What was extraordinary luxury yesterday is simply to the lifestyle to be expected for even the poorest among us tomorrow. The prisoners we punish in our jails arguably live more richly than Henry VIII did at the height of his syphilitic reign.

And Henry, remember, was the one who crushed the English monastic system, giving away the lands and killing or exiling all the monks. By so doing, he killed the technological powerhouses of England.

In other words, Henry was the first Occupy protester.

The major difference is, he actually managed to make the Occupy movement permanent, at least in regard to the wealthy monastic communities of his age.

And England was the worse for it.

So, Occupiers, be careful what you wish for.
Like any good father, God often finds it useful to punish us by giving us exactly what we ask.


scotju said...

Yep, just like our Lord said,"The poor you shall always have with you." While it may seem unfair that a small minority has so much, as you point out, where would all the progress, spiritual and material come from? Only those with a surplus of wealth can finance the progress that can make life better in the long run for all of us. The envy of the rich promoted by Marxists, Nazis, Facists, Socialists, and Distributists has never been shown to cause economic or moral progress. Rather, it has crippled or even destroyed the morale and the work ethic of the countries they have taken over.
Henry's surpression of the monasteries was noticed in Dickens's "A Christmas Carol". Remember the line about the workhouses? Their establishment was one of the results of the closing of the monasteries. The poor didn't have anyplace to go, so the government threw them into these hellish places to keep them off the streets. If the Occuy morons have their way, we may see them come back in America.

bgeorge77 said...

So help me with this question (and this is honest, I don't know the answer):

In your example, yes, at the end you (the poor man) are richer at the end, but the rich person is now 10x richer than you, and if money is power then he is also 10x more able to enact legislation beneficial to himself which may or may not be of benefit to you.

I guess the real question is: Is money power?

Steve Kellmeyer said...

Sure, money is power.

But that cuts both ways.

Watch this youtube video on the growth of wealth around the world. Observe how, for most of human history, everyone lived in abject poverty, at least compared to today.

Now, in that life of abject power, most countries were ruled by despotic kings and princes, who could do whatever they wanted to whomever they wanted without much consequence.

With the growth in wealth came the LOSS of the ability to do that.

The only places that retain tinpot dictators are countries where people live in abject poverty.
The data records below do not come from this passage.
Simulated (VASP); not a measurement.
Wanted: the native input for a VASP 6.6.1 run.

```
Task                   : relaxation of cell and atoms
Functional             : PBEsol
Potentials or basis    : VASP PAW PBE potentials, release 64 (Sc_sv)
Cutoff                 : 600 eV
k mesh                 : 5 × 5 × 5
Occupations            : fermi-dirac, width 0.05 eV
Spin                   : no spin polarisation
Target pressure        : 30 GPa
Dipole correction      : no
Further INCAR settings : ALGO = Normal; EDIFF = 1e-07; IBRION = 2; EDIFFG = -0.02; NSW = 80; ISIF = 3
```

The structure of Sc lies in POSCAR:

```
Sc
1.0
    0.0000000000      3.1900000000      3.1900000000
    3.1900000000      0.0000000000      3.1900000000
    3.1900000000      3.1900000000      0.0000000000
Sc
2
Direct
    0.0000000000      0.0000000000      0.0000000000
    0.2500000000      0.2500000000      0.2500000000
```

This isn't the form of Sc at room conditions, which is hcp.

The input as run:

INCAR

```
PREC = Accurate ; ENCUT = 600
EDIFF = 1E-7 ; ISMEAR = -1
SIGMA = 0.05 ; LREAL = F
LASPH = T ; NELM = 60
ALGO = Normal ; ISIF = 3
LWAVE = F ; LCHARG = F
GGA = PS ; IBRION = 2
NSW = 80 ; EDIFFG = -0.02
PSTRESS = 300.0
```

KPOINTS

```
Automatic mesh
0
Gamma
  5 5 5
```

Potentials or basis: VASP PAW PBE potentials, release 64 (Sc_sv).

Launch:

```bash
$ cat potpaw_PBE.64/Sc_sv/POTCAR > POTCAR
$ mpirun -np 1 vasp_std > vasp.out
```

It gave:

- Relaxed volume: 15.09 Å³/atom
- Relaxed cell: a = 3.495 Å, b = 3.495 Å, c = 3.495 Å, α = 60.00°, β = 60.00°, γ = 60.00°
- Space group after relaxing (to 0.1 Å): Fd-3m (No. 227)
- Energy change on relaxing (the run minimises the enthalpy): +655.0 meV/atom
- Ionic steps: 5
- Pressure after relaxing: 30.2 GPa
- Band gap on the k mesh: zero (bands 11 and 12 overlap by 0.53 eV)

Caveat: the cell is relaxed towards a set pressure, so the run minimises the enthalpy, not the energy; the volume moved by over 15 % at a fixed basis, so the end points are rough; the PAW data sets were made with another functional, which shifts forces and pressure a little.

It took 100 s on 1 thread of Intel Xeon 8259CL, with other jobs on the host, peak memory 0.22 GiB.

It would seem to be the case that when people get wealth - ANY kind of wealth at all - they get the ability to reign in the really wealthy.

Limitation on the power of the extremely wealthy seems to correlate to increases in inequal wealth distributions... or at least it does SO LONG AS the general population is being pulled out of poverty at the same time as the wealthy are getting wealthier.

It's counter-intuitive, but that's what all the data of the last 200 years show.